From CLS Blue Sky blog:
The Court’s ATP Tour decision created concern in some quarters that if the holding applied equally to Delaware stock corporations, it would deter potentially meritorious stockholder claims and also erode Delaware’s role as the leading arbiter of corporate jurisprudence in the United States. However, in the rush to address the concerns of the Delaware bar, it appears that the proposed legislative fix failed to even consider situations where fee-shifting provisions may be appropriate. Instead of invalidating all fee-shifting provisions included in stock corporations’ charters and bylaws, there might have been an attempt to evaluate the potential merit of a limited response to the ATP Tour decision, such as tailoring the amendments to include situations where, upon a balancing of the interests involved, fee-shifting provisions should be permitted. For example, should all intra-corporate suits be treated similarly (for example, claims involving a merger or acquisition compared to claims involving a private company internal conflict)?
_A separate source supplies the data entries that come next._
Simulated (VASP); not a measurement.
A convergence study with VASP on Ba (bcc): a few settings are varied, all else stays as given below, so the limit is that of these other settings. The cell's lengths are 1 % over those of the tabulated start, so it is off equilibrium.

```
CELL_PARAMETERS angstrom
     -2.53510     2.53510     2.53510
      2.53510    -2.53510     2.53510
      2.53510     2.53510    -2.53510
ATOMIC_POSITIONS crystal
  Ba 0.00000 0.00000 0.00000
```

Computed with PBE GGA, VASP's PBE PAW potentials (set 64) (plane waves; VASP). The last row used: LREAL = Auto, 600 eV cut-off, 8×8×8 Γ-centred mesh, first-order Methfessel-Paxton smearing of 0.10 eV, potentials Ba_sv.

Ultimately, it appears that an opportunity was lost to craft a solution to a well-established issue, the growing tide of intra-corporate stockholder litigation, that adequately balances the interests among: the corporations and the insurers that bear the cost of litigation and settlements for the suits settled on a “disclosure only” basis that result in little or no benefit to the stockholders whose interests are ostensibly being championed; the stockholders who truly have a legitimate grievance that would be effectively precluded from access to redress if fee-shifting bylaw and charter provisions were permitted; the State of Delaware to preserve its position as the dominant arbiter of corporate disputes; and other stakeholders, including the lawyers that derive their living from stockholder suits.